Ferrari’s New Electric is Too Subtle for its Own Good

Ferrari has entered the electric market. It isn’t going so well. This car was designed by Jony Ive, the guy who designed iPhones and iMacs and even Apple’s new corporate headquarters.

When you read about the design, about the craftily integrated front and rear wings, about the airflow under the car, you appreciate the attention to every tiny detail that went into the design. But there’s this:

The wind tunnel has its way. If you look you can see the gap in front of the windscreen that air passes through underneath the front wing. The construct on the rear is similar but subtler. The elegant integration of aerodynamics is artistically unimpeachable. But, this is a Ferrari. We are not here for subtlety or even elegance (Dino excluded). This car is ridiculously fast, but not as fast as other electric supercars. Notably this is the first Ferrari to seat five.

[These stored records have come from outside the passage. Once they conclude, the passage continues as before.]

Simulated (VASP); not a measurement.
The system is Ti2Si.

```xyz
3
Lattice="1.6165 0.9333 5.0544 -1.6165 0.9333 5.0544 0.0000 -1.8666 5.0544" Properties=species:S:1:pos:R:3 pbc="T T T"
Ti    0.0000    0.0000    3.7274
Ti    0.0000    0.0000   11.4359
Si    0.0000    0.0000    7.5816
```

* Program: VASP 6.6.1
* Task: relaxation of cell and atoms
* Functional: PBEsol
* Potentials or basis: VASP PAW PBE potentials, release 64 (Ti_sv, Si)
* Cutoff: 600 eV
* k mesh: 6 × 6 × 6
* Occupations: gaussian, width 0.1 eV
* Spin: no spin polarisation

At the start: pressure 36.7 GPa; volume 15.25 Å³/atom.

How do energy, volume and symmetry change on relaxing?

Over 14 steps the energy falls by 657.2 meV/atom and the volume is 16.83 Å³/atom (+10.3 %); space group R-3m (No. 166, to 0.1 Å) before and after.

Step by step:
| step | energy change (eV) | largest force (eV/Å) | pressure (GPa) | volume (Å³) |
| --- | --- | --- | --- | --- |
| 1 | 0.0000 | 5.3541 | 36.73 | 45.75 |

The super-low-profile tires you see above are part of the answer to the biggest question for electric performance cars: How do you make a car with a thousand pounds of batteries turn? Tesla, in this space, is including on their upcoming supercar a SpaceX version with actual fucking (electrically powered) rockets to improve cornering. They will not make a measurable difference.

Honestly, were I the boss of a supercar company, I would certainly embrace aerodynamics in my electric entry, but I would embrace my heritage more, and put fat soft tires on the road and have the four wheel motors tuned to distribute the thrust for cornering (maybe the Ferrari does that already, but I haven’t heard about it). While I find many supercars absurdly macho — angular and fiddly — there is a middle ground out there.

Ferrari fans are not terribly impressed, and I believe it goes beyond performance numbers or styling that goes out of its way to be like a jelly bean. There’s something a roaring V12 engine directly behind your head can do that no electric motor will duplicate. It’s loud! Loud in the way an arena-rock concert is loud, invigorating and unnerving and isolating.

And for the male Ferrari drivers (which is almost all of them), it makes their testicles vibrate. And that is what they are paying the big bucks for.